By Marc Stockwell.
I. Overview and Possible Action Steps for Plan Sponsors
On June 21, 2016, the Internal Revenue Service (IRS) issued proposed regulations prescribing rules under Section 457 of the Internal Revenue Code (“Code”) in connection with the taxation of compensation deferred under plans established and maintained by state or local governments or other tax exempt organizations.
Plan sponsors will want to act now to have their trusted advisors review existing plans and arrangements, which are or could be subject to Section 457, in order to determine if their provisions present any compliance issues as to the proposed regulations. Keeping in mind that in many areas the proposed regulations offer greater flexibility in plan design, plan sponsors may also want to consider amending current plans to take advantage of that flexibility.

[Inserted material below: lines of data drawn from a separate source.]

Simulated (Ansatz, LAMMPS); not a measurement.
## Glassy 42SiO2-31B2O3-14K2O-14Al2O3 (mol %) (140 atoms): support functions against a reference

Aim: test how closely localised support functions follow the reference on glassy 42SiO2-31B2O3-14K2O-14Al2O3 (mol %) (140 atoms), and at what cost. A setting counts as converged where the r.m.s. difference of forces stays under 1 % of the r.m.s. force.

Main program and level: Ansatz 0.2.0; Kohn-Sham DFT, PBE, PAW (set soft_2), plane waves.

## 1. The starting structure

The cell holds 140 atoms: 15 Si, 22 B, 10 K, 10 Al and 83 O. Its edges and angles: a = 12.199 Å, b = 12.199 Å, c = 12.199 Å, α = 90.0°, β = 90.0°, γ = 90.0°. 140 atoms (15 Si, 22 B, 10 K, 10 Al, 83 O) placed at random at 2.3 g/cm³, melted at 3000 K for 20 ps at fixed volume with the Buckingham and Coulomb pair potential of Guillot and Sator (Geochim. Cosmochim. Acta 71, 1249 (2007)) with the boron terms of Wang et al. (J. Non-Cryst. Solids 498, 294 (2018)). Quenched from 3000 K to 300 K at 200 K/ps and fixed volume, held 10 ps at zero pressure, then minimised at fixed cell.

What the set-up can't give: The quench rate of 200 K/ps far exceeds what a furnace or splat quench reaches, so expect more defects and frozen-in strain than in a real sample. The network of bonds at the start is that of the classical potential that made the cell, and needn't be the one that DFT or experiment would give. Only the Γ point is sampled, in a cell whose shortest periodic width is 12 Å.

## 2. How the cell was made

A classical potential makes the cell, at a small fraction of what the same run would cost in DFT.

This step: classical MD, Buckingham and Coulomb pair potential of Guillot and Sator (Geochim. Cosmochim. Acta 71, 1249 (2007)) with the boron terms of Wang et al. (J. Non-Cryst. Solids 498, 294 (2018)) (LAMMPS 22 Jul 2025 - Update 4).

In general, the proposed regulations offer welcome clarity to issues including the rules for determining the types of plans that are subject to Section 457 (or not subject to Section 457, as the case may be), rules regarding what can be considered a substantial risk of forfeiture, when amounts deferred under Section 457 are includible in income, and how to determine the present value of compensation deferred under an ineligible Section 457 plan. In addition, the 2016 proposed regulations make certain changes to the 2003 final Section 457 regulations to reflect statutory changes to Section 457 since the publication of those regulations. Consistent with those final regulations, the proposed regulations often use the terms “employee” and “employer” to describe a “service provider” and “service recipient” respectively, without regard to whether the service provider is an independent contractor.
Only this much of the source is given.